FAQ’s

Does Tasmania regulate for maintenance and why?

Yes there is a regulation to maintain the Essential Safety and Health Features and Measures within a building and this is outlined in Section 120 of the Building Act 2000 and Part 7 of the Buildings Regulations 2004 as well as a Director of Building Control’s specified list. As from the 1st July 2004, a building owner is responsible for the maintenance of all Essential Safety and Health Features and Measures of their building and any Essential Safety and Health Features and Measures necessary to ensure the safety of persons using their building.  Maintenance is to ensure the safety of persons using the building and the Essential Safety and Health Features and Measures are performing to a standard to which they were originally designed.

What items are regulated for maintenance?

All Essential Safety and Health Features and Measures are listed in Part I of the BCA with some extra plumbing devices and evacuation procedures also nominated.

What type of buildings is this applied to?

The buildings that are required to be maintained in regards Essential Safety and Health Features and Measures are all buildings except for Class 1a as outlined in Part A3.2 of the National Construction Code. This is irrespective of the size of the building.

What is the frequency of maintenance to be adopted for the Essential Safety and Health Features and Measures in my building?

The frequency of maintenance of the Essential Safety and Health Features and Measures depends on the feature or measure itself. Past I of the BCA calls up each item and has a Director of Building Controls specified frequency.

How do I maintain the Essential Safety and Health Features and Measures in my building? Is this regulated? 

In Tasmania the maintenance of Essential Safety and Health Features and Measures is regulated by a frequency of testing and inspection detailed in the third column of Part I of the National Construction Code. Maintenance is regulated via the deemed to satisfy provisions of the National Construction Code and performance based. Once a frequency has been determined for maintenance then specialist contractors can be engaged to undertake the routine maintenance required for compliance.

Are the maintenance requirements the same for new and existing buildings?

No. An owner of an existing building has to determine or have an expert determine the schedule of what Essential Safety and Health Features and Measures in the building need to be maintained. Once the schedule has been determined the same process applies as for a new building. The maintenance is then carried out and a statement is then displayed annually.

What are the triggers to apply these provisions to existing buildings?

There are no triggers as such. The Regulations have applied since the 1st July 2004 and it is the owners responsibility to ensure all Essential Safety and Health Features and Measures are being maintained.

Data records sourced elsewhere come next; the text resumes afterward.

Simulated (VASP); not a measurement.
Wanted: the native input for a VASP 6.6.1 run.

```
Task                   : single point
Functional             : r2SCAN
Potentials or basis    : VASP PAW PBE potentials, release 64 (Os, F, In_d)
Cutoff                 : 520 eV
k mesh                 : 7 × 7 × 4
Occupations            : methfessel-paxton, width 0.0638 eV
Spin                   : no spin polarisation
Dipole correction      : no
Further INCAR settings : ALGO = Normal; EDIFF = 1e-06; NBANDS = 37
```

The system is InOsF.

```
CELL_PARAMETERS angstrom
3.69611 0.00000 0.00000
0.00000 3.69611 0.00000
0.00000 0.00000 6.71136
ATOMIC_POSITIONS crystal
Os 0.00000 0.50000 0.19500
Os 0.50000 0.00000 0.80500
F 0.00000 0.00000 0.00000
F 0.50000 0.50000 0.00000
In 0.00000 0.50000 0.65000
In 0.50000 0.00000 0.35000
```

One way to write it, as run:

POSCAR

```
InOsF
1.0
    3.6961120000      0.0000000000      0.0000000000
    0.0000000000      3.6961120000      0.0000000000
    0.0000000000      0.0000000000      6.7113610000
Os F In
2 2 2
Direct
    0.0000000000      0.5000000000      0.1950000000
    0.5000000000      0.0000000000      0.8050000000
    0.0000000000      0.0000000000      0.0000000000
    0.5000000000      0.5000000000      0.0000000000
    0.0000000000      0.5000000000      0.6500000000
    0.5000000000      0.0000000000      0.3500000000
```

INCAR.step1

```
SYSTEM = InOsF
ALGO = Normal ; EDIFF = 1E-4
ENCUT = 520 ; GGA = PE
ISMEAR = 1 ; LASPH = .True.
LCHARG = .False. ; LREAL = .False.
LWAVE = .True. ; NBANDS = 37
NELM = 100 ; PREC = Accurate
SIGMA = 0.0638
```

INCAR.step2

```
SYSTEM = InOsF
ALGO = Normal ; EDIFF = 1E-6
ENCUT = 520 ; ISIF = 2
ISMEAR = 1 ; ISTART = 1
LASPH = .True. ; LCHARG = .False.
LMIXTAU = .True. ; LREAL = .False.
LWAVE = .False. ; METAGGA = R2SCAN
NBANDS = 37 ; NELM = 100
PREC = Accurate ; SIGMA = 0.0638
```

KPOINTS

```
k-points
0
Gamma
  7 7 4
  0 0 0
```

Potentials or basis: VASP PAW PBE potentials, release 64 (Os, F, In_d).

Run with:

Are there administrative controls for the maintenance of Essential Safety and Health Features and Measures and who is responsible for building maintenance?

Yes there are administrative controls for maintenance in Tasmania. The responsibility for ensuring that maintenance is carried out to a building normally rests with the building owner or, where there is a contractual responsibility, the occupier of the building.

How often is verification required and who do I provide verification too?

The owner of a building has the responsibility to ensure that all Essential Safety and Health Features and Measures are being properly maintained and tested and to display an annual statement. Verification is not provided to anyone specifically however, the general public can view the statement as the statement is required to be displayed in a public place within the building.

Who can provide verification and are Practitioners required to be certified?

The Act requires that maintenance of the Essential Safety and Health Features and Measures be undertaken by an ‘appropriately qualified person’. It is up to the owner of the building to determine who is appropriately qualified for the particular maintenance work. The practitioners carrying out maintenance work are not required to be certified but are simply required to be an ‘appropriately qualified person’.

What does verification consist of?

Verification consists of an annual statement, displayed in the building, that maintenance and testing has been carried out in respect to the Essential Safety and Health Features and Measures of the building for the relevant year in accordance with the maintenance requirements.

Are there prescribed statutory measures and can these measures be added to or subtracted from?

Yes there is a statutory schedule of items that maintenance is required. Building Surveyors usually use this form by adding to it features that require maintenance. This will also include alternative solutions. A Building Surveyor can also delete features that are not relevant to the building.

Who is responsible for monitoring and enforcing maintenance?

The building owner is responsible for compliance of the Essential Safety and Health Features and Measures within a building. However, councils and the Director of Building Control have the power to issue notices and order where non-compliance is found.

What is the role of other bodies and authorities eg fire brigades, state and local governments?

There are no statutory roles for other bodies at present however, looking at the local fire services taking on some role in relation to the fire requirements in the future. What penalty provisions can be enforced if my building does not comply? There are various penalty provisions that can be handed down for non-compliances within Tasmania. A non-compliance with the Act could invoke a penalty of 100 penalty units for a natural person and 500 penalty units for a body corporate. Not displaying the statement could invoke a penalty of 10 penalty units for a natural person and 50 penalty units for a body corporate. Infringement notices can invoke a penalty of 12 and 10 penalty units for a first offence and 1 and 1.5 penalty units for a second offence.

Who is empowered to serve and enforce non-compliance notices and actions?

Councils and the Director of Building Control.

Are there any standardized processes or forms associated?

Yes. The Schedule of Essential Safety and Health Features and Measures is known as a Form 46 and the Maintenance Statement is known as a Form 56.

Once an order or notice has been issued are there any appeal provisions in relation to the compliance, enforcement and penalty requirements?

Yes an appeal may be made to the Building Appeals Board in relation to an order that has been issued.